Hello, and welcome to Paper of the Day (Po’D): Experiments in Audio Similarity Edition. Today’s paper is: J. H. Jensen, M. G. Christensen, D. P. W. Ellis, and S. H. Jensen, “Quantitative analysis of a common audio similarity measure,” IEEE Trans. Audio, Speech, Lang. Process., vol. 17, pp. 693-703, May 2009.
Thank you to the first author for clarifying many of my questions!

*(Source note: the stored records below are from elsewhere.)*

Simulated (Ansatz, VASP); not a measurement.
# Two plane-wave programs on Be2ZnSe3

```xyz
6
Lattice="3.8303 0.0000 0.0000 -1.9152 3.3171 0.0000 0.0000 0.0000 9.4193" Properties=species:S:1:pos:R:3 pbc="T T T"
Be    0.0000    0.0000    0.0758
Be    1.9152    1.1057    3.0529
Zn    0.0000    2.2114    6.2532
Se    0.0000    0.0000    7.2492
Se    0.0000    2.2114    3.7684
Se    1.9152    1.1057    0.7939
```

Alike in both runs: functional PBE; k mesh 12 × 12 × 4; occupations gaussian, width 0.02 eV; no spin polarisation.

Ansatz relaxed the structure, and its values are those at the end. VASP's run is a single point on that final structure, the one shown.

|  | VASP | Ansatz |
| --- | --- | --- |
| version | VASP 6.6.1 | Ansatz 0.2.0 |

It is somewhat taken for granted that features that work extremely well for problems in speech recognition and speaker identification, e.g., Mel-frequency Cepstral Coefficients (MFCCs), also work well for various problems in working with music signals, e.g., instrument or genre classification, source identification in search and retrieval. Other than the argument that the two signal classes are acoustic, there is some evidence that MFCCs will work for musical signals too because they embody in a compact way a description of the timbre of a sound, somewhat independent of pitch (hence the gender neutrality of speech recognition using MFCCs, i.e., all we need to know are the formant locations on a frame-by-frame basis). For the most part, the use of MFCCs for such tasks with musical signals has worked very well, though not as well for the much more well-behaved class of speech signals. Compared with musical signals, speech signals are much more bandlimited and less varied across sources (people), and are generated in way that is amenable to decomposition as a separable source-filter model, i.e., an autoregressive process driven by a periodic and/or stationary excitation. In addition to this, musical signals are often composed of a sum of numerous sources (polyphony), and hence in the non-linear MFCC representation, the timbre of the sum is not the sum of the timbres. (These features break down in similar ways for speech signals when there are multiple speakers.)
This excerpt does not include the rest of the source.